Wow, LivingSocial has now been funded to the tune of $918 million, and really, what is there to show for it?

http://www.crunchbase.com/company/livingsocial


Well, they have a hip looking office space near the Whitehouse, in downtown DC.


I guess they bought a lot of ads.


and not very well apparently, I managed to get a 70% discount on their listed price for something by using their referral system (refer 3 people and get yours free) plus targeted advertising


What seems sort of a shame is that at least at one point, their actual software seemed pretty nice ... I used their facebooks apps for a while and I enjoyed them.

There were also plenty of bugs and "issues", etc, however, and after a while it became clear they were overwhelmed or something, and things just kept getting worse. The feeling that I was putting lots of personal data into a database that seemed likely to implode at some point was obviously a big turnoff, and I lost interest.

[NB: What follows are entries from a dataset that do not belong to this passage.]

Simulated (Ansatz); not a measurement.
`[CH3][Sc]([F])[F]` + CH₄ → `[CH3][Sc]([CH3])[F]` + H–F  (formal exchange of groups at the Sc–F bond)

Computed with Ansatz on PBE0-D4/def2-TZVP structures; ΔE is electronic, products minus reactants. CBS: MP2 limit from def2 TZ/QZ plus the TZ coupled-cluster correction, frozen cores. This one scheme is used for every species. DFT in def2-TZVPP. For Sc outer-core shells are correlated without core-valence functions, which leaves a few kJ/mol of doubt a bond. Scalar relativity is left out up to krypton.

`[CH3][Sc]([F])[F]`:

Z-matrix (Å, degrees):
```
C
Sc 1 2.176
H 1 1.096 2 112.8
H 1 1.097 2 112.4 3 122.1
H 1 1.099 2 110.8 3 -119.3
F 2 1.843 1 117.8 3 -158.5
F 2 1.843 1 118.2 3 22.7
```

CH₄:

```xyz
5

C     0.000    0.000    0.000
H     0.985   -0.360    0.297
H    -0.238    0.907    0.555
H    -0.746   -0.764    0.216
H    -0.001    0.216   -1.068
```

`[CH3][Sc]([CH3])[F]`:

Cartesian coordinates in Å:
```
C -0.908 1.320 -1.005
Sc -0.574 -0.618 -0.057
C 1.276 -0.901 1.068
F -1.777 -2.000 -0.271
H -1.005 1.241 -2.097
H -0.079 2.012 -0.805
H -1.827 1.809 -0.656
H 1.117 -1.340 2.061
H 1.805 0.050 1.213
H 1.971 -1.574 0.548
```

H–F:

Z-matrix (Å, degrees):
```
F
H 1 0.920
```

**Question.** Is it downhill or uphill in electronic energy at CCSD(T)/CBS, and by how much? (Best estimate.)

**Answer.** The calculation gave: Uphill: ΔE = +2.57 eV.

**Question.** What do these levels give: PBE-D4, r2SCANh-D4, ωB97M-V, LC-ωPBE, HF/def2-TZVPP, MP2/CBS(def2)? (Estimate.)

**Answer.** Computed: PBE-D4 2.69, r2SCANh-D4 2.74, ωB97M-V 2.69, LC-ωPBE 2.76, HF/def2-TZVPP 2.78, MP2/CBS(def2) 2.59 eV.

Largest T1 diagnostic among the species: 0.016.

But if they had been on top of things, it might have turned into something pretty cool (I guess you can say that about most startups though!)...


Had you approached the offer cynically, how much of that money could you have gotten out before this collapse?


Probably none. Generally common shareholders don't see a nickel until a liquidity event. That is, getting bought or doing an IPO.


I bombed on my interview there last year. Not feeling so bad about it now.


What went wrong at the interview? BTW, is this going to hurt the market for Django developers in DC?


I interviewed with three people. First, I interviewed with two developers, one of whom seemed like he may have been a manager. The questions that I think doomed me were questions about HTTP status codes and CSRF/XSS attacks.

The HTTP status code thing went something like "Why don't you name off some HTTP status codes?" So I rattled off the ones I knew off the top of my head, but then he asked me for more. It's the kind of question you can look up in about 30 seconds if you need to, but in an interview setting it's difficult to recall the ones you don't see often.

The manager guy also asked me to describe CSRF and XSS and the details of how those exploits work. I knew what they were, but I hadn't actually examined or written one before. I did learn about them inside and out when I completed the latest Stripe CTF though. I thought that question was reasonable, and I just didn't know it.

There were also some questions about caching in high-traffic environments, which I didn't know much about but I knew enough about it to tell them that I would be able to pick it up quickly. I don't think they liked when I admitted not knowing something though. It also seemed kind of interesting that there was so much emphasis on it since I wasn't interviewing to work with the main developer team but with one of their splinter offices who builds proofs of concept and prototypes.

I did pretty well on the rest of it, including the 2nd part of the interview with one of their in-house tool developers. There was supposed to be a third part where I would have interviewed with a non-developer to assess culture fit, but they ended my interview before that part.

I think I probably bombed it because I've been consulting for a long time and have a different development approach than they were looking for.


No. They're a rails shop.


You mean "were" a rails shop? (Or am I misunderstanding this news?)


The investors have thrown the company a lifeline to avoid filing for bankruptcy, but in exchange have taken full control and wiped out the founders and employee stock. This is the last roll of the dice.


Did another company offering options take its place?